Tuesday, March 30, 2010

March 30 verse - 2 Thessalonians 1:3

"We ought always to thank God for you, brothers, and rightly so, because your faith is growing more and more, and the love every one of you has for each other is increasing."

Quote #1 Alan Loy McGinnis

"The best friendship have weathered misunderstanding and trying times. One of the secrets of a good relationship is the ability to accept the storms."

Monday, March 29, 2010

Isaiah 40:28-31 (NIV/KJV) Everlasting God

"Hast thou not known? Hast thou not hear, that the everlasting God, the Lord, the Creator of the ends of the earth, fainteth not, neither is weary? there is no searching of his understanding. He giveth power to the faint; and to them that have no might he increaseth strength. Even the youths shall faint and be weary, and the young men shall utterly fall; But they that wait upon the Lord shall renew their strength; they shall mount up with wings as eagles; they shall run, and not be weary; and the shall, walk and no faint." (KJV)
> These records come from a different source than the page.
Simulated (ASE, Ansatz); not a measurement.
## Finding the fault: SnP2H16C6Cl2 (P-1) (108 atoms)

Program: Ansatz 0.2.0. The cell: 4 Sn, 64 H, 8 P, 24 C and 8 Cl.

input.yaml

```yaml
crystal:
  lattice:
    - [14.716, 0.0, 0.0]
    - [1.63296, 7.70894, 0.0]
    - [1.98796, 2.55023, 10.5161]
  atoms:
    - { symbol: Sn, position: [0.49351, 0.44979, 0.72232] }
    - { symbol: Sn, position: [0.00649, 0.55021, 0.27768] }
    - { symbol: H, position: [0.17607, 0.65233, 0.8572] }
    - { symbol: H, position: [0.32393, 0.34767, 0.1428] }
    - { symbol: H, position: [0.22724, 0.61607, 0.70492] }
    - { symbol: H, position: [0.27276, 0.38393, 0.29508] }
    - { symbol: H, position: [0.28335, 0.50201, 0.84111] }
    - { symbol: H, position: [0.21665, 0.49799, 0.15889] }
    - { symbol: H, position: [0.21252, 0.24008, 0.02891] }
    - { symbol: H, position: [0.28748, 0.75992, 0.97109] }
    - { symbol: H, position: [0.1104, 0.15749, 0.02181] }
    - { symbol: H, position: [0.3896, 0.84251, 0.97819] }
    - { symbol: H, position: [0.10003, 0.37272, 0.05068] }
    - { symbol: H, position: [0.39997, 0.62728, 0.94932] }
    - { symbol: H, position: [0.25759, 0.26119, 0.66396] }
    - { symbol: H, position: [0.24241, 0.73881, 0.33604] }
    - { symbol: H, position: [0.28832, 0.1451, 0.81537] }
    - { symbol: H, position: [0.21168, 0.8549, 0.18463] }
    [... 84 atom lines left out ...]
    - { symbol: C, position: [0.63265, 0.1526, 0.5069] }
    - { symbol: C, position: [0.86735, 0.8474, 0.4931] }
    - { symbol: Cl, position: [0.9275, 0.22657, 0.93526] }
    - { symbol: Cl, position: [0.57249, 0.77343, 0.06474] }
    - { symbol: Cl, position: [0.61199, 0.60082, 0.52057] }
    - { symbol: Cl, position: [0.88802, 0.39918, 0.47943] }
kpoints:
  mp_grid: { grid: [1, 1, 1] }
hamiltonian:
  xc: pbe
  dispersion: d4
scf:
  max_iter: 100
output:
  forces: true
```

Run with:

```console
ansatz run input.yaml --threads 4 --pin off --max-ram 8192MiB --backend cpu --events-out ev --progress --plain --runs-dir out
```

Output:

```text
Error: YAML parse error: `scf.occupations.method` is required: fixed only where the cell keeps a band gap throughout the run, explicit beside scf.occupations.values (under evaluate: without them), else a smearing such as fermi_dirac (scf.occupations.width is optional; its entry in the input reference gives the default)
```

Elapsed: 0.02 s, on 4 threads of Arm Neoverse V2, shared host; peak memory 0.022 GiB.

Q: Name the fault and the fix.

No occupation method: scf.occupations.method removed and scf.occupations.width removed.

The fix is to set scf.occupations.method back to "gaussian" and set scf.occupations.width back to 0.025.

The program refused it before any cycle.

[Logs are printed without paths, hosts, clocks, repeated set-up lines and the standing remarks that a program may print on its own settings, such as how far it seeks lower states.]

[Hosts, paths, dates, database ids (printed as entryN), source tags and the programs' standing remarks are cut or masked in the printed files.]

"Do you not know? Have you not heard? The LORD is the everlasting God, the Creator of the ends of the earth. He will not grow tired or weary, and his understanding no one can fathom. He gives strength to the weary and increases the power of the weak. Even youths grow tired and weary, and young men stumble and fall; but those who hope in the LORD will renew their strength. They will soar on wings like eagles; they will run and not grow weary, they will walk and not be faint."

Strength will rise as we wait upon the Lord
We will wait upon the Lord
We will wait upon the Lord

Our God, You reign forever
Our hope, our Strong Deliverer
You are the everlasting God
The everlasting God
You do not faint
You won't grow weary

Our God, You reign forever
Our hope, our Strong Deliverer
You are the everlasting God
The everlasting God
You do not faint
You won't grow weary

You're the defender of the weak
You comfort those in need
You lift us up on wings like eagles

Sunday, March 28, 2010

today

so today was really depressing. i need to focus on God, but i miss tc so much especially the worship team. though its not like i won't see them again, but its because i want to spend everyday with them because yesterday and the times we shared together was amazing and fun. i really hate being the only "young" person with a bunch of adults and old people, but no offense its just really awkward and boring. i'm so stressed or i feel stressed at least, i just don't want to do my homework or my history essay at least, its already late, but i don't really care. i'm actually getting 60s so its pretty bad.

Saturday, March 27, 2010

This Night

tc worship potluck was amazingly fun. now this make me even more sure that i don't regret meeting any of the worship members or even signing up for tc. this was the most fun i've ever had in my life. this makes me miss everyone more. i hope we continue to spend time together, but i know i will definitely see them around especially the junior worship team. i love all of you so much. may God's love surround us forever because we know He will. let His peace rest on our heads. may we be filled with joy as we grow as Christians and spend time with each other and those close to each of us that we love so much. let us learn to love all as God does. from eating to we get full to playing pingpong to listening to music to playing xbox to finalfantasy to blogging to rockband to facebook to earthhour to the park to running to scaring to frisbee to that game we played in the park that i don't know the name of to the swings to foggy glasses to jeff's birthday to cupcakes to happybirthdays to pictures of memories shared together to watching tv and finally to the love of God that brought us together!

Friday, March 26, 2010

TC and school

so its been a while since i journaled, but its never too late. so tc was an amazing experience that i don't regret. i miss it so much. i have free saturdays and we are organizing a lot of events with tc people like reunions and dinners, which will be fun. so this is a new semester though its pretty late saying that. at the beginning i was doing pretty bad in everything, but i think in french i'm doing better and everything else is pretty much going downhill though in english nothing has happened so i can't say anything. history and food and nutrition is failing i need to work harder to at least get in the 70s.school after tc is really depressing. people are still feeling after effects from tc being it emotionally or physically because people got food poisoning and colds/coughs. i know i'm still affected by my cold. history i just hate because i don't need it in my future. literacy test is soon, i'm not totally as worried as i am with my homework. Easter and my sister's birthday is coming, which will be meaningful. dennis gave so much i don't know how to thank him, but it doesn't really change how i feel about how he thinks. my friends will be baptized bless them. i decided to start working out again. i'm going to try a tad harder in school. i'm hoping i can go back to pca. not really a big fan of staying in thornhill.